Smartphone app to allow teachers to report threat of violence

Turkish Education Ministry has launched a smartphone app to allow teachers to report any threat of violence, in the wake of increasing number of incidents of violence against teachers. A recently conducted survey has revealed that 84 percent of teachers in Turkey "do not feel safe" at schools.

Duvar English

Turkish Education Ministry has announced that they have launched a mobile application to combat violence inflicted on teachers by giving them access to a panic button on their phones.

The mobile application named “Red Chalk” allows teachers confronted by threatening situations in their classrooms to activate a “help” button on their mobile phone, immediately notifying the police.

The launch of the mobile app was announced by Education Minister Ziya Selçuk. “For the police and authorities to undertake a fast intervention against violence inflicted on educators, we have developed Red Chalk mobile application and initiated work for it to be widespread,” Selçuk wrote on Twitter on Nov. 21.

Through this application, the ministry will also provide legal support for the educators exposed to violence and will follow the legal procedures without the educator having to file an additional complaint, said Selçuk.

"Incidents of violence happening at schools affect the students’ and teachers’ motivation in a negative way. For the violence inflicted on educators to stop, I am following this issue personally and waiting for our society’s support regarding this issue,” he further said.

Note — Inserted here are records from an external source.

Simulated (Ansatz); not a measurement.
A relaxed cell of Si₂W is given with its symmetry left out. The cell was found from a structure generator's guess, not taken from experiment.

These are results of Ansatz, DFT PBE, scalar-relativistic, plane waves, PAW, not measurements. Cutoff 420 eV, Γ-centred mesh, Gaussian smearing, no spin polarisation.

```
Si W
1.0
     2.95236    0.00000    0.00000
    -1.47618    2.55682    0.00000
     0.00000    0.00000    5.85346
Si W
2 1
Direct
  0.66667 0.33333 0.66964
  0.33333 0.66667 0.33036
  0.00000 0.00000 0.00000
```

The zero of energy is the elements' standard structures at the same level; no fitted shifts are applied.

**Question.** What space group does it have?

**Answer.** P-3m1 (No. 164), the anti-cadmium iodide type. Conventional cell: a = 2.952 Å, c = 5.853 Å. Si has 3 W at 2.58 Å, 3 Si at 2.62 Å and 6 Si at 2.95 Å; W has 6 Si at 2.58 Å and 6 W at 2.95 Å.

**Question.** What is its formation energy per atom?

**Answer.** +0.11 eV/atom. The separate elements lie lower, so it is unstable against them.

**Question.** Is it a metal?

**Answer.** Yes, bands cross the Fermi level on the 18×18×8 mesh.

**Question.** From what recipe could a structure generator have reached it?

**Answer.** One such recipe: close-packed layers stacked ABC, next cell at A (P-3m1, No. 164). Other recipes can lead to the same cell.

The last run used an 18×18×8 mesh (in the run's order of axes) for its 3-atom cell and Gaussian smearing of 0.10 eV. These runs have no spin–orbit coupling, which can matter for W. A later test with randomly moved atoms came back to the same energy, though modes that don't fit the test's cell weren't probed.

Turkey's Education and Science Workers' Union (better known with its abbreviation Eğitim-Sen) has recently conducted a survey with 4,657 teachers, 84 percent of whom said they "do not feel safe” at schools, due to the increasing number incidents of violence against teachers.

The survey has also asked the teachers about their financial situation, with 97 percent saying that their purchasing power decreased in the last year. Asked if they would change their jobs provided that they found a better paying one, 69 percent said “Yes.”